Commentaire
I am writing to provide my comments and concerns with respect to Schedule 10 of Bill 66, Restoring Ontario’s Competitiveness Act, 2018.
The Mississaugas of the Credit First Nation were not consulted prior to the introduction of this legislation. Nor am I aware of any First Nation that was consulted regarding the proposed “Open-for-Business” bylaw (OFB bylaw) in Schedule 10 of Bill 66.
The effect of an OFB bylaw is that individual projects, if they meet the prescribed criteria will be effectively exempt from the bulk of land-use planning and environmental legislation in Ontario.
These legislative mechanisms, while rarely sufficient by themselves, are a useful and necessary tool to ensure the Crown fulfills its obligations to consult and accommodate First Nations where the Crown contemplates conduct that could negatively impact existing or asserted s. 35 rights under the Constitution.
The proposed legislation will effectively prevent meaningful consultation and accommodation with First Nations where an OFB bylaw is passed because there will no longer be any mechanism that will allow the Crown to address potential impacts on rights.

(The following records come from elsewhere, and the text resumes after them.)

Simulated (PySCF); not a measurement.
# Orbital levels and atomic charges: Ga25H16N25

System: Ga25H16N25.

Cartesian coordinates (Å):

OFB bylaws will, among many other things, eliminate the requirement to comply with the provincial policy statement (PPS). This includes a variety of provisions which require municipalities to behave in a way that is consistent with the Crown’s duty to consult and accommodate First Nations, including by engaging and partnering with First Nations in land-use planning decisions.
The lack of a requirement for notice to impacted First Nations prior to the passing of the bylaw, and the fact that the “prescribed criteria” as proposed do not include any reference to the requirement to consult and accommodate First Nations makes it difficult to see how the Act could be consistent with the constitutional requirements of s. 35.
What mechanism will ensure that our cultural heritage resources will be protected for instance, if there are no longer provisions requiring an assessment of archaeological potential for a development because the Cultural Heritage and Archaeology provisions of the PPS no longer apply?
It is simply not open to the government to create a legislative regime which effectively opts-out of the duty to consult and accommodate. The Supreme Court of Canada in Carrier Sekani explicitly forbid such behaviour by the Crown.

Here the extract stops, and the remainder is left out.